Browse our frequently asked cooking questions for advice on preparing pasta.
Can lasagna be put together one day, and cooked the next?
Lasagna is a perfect make-ahead meal. You can certainly make it one day, and bake it the next. Store the lasagna in an airtight container or wrap it tightly with plastic wrap. It also stands up to freezing quite well, so you can make it, freeze it, and bake it at your convenience.
I have a recipe for Alfredo sauce, and though I followed it exactly, the cheeses never melted in the sauce. It was all lumpy and clumpy. What happened?
Temperature is very important for an Alfredo sauce. The sauce should be hot, but not boiling. If the sauce is not hot enough, the cheese may not melt well. A boiling sauce will separate and curdle. To maintain an even temperature, the cheese should be grated very fine and gradually stirred into the sauce in batches, only adding more after the first addition is thoroughly melted and the sauce smooth.
What is Ziti?
Ziti is a slender tubular pasta. It works well with hearty sauces, and is well suited for baked pasta dishes. Any tubular pasta may be substituted for it such as macaroni or penne. Check out our Pasta Types article for more shapes.
Can I cook pasta ahead of time then reheat it?

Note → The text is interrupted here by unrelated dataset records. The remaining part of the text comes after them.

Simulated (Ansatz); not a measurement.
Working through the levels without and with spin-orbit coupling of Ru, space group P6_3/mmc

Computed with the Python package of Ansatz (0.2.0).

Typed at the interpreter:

You can put your pasta on hold for a few minutes by simply putting the colander (that you drained the noodles in) on top of the pot, then covering with the lid. The residual heat/steam will keep the noodles warm for a few minutes. If you want to pre-cook the pasta, and then reheat later, you can do this by cooking it as usual, but leave it slightly undercooked. Drain and toss with a little oil. Store in a sealed container in the refrigerator. Reheat by dropping the noodles into boiling water for a minute or two, until heated through. (Many stock pots come with a pasta strainer basket, and this is a good use for it.) Be sure not to over-cook the pasta.
What does “al dente” mean?
One of the biggest no-no’s in pasta preparation is overcooking. Take a cue from the Italians, and boil your pasta until it’s al dente, which means “to the tooth.” In other words, it should be tender but slightly firm to the bite. The longer you cook pasta, the mushier it gets. Don’t rely on the clock to evaluate doneness. Use those teeth!